The second-largest category are post-conviction appeals. In these cases, a convicted person has already had the right to file one direct appeal that reviews the merits of the criminal conviction, whether it was the result of a jury trial or a guilty plea. Under state law, once the direct appeal process is concluded, an incarcerated person in state custody has the right to file a post-conviction habeas corpus petition that makes a collateral attack on the conviction based on constitutional violations. Circuit court judges must review the trial court record and conduct additional hearings if necessary, then issue a decision on the post-conviction habeas corpus petition. That decision may then be appealed to the Supreme Court, based upon the record prior to conviction and any other record that is made in the post-conviction proceeding.
The third-largest category are family court appeals — cases that have been decided in the first instance by a family court judge. The family court judge’s order may then appealed to a circuit court judge, who then issues a decision on the appeal based upon the record before the family court. That decision may then be appealed a second time to the Supreme Court, which reviews the case based upon the same family court record.
The fourth and smallest category are appeals from misdemeanor criminal convictions, which are cases that involve a conviction in magistrate court that have already been appealed to the circuit court. The circuit court’s decision may then be appealed a second time to the Supreme Court.
Appeals by self-represented litigants have increased
Appeals brought by self-represented (pro se) litigants have increased since the appeal by right was instituted in 2011. In 2010, less than one percent of all appeals were brought by pro se litigants. Since that time, the percentage has grown to over fourteen percent.
Appeals by pro se litigants involve more work for court staff to make sure that filings comply with the rules to the greatest extent possible. The cases also require more exacting review by the Court, because the arguments are not always carefully prepared.
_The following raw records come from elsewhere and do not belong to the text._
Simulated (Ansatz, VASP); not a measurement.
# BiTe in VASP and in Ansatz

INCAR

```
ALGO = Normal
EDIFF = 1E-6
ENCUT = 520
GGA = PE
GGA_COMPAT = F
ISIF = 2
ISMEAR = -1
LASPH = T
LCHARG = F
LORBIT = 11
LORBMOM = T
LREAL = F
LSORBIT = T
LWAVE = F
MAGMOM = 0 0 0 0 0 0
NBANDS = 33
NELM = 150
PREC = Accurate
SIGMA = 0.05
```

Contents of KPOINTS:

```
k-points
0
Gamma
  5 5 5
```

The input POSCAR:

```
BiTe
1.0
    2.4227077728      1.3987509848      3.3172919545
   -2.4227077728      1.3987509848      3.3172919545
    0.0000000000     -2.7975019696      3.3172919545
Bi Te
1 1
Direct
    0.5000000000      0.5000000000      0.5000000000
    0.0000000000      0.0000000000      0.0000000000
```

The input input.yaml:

Despite the Court's vigilance, many appeals are poorly prepared
Under the system of appeal by right, every case is fully briefed by the parties, including a record of the lower court proceedings, before it is mature to be considered by the Court. After a nearly two-year period to allow litigants to adjust to the new requirements of the rules, the Court issued an Administrative Order in December 2012 that pointed to numerous deficiencies in the quality of appeals, including:
- Briefs that appear to be pieced together in a hurried manner by cutting and pasting memoranda previously submitted to a circuit court, the Workers' Compensation Board of Review, or some other tribunal that does not have the same briefing requirements as this Court;
- Briefs that lack citation of authority, fail to structure an argument applying applicable law, fail to raise any meaningful argument that there is error, or present only a skeletal argument;
- Appendices that are disorganized, fail to contain a table of contents, and are not "clearly numbered in a sequential fashion to permit each page to be located by reference to a single page number" as required by Rule 7(b);
- Briefs that do not include a table of contents or a table of authorities as required by Rules 10(c)(1) and (2);
- Briefs that do not contain a summary of argument as required by Rule 10(c)(5), or, in those instances where a summary of argument is included, the brief does not adhere to the requirement that the summary "should be a concise, accurate, and clear condensation of the argument made in the body of the brief";
- Briefs that set forth rambling assignments of error that are essentially statements of facts with a conclusion that the lower tribunal was "clearly wrong" rather than "a list of the assignments of error that are presented for review, expressed in the terms and circumstances of the case but without unnecessary detail" as required by Rule 10(c)(3);
- Briefs with arguments that do not contain a citation to legal authority to support the argument presented and do not "contain appropriate and specific citations to the record on appeal, including citations that pinpoint when and how the issues in the assignments of error were presented to the lower tribunal" as required by rule 10(c)(7);
- Briefs by respondents that do not "specifically respond to each assignment of error, to the fullest extent possible" as required by Rule 10(d)[.]
These deficiencies are not mere procedural niceties; they run to the very core of the Court’s ability to review an appeal. The Administrative Order cautioned that deficient appeals would be subject to sanctions and possible dismissal.
Although the deadlines for each appeal are laid down by a scheduling order early in the case, many litigants do not meet deadlines. In 2014, for example, there were 299 motions for extension of time filed. If there is good cause shown, the Court will often grant an extension, which requires issuing an amended scheduling order. This process can occur multiple times, particularly in cases involving termination of parental rights or review of a criminal conviction. In some cases, despite extensions being granted, litigants still miss deadlines or submit non-compliant filings. In those cases, the Court issues formal orders giving notice of intent to dismiss the case and/or sanction the attorney. The number of those orders has increased over the past four years.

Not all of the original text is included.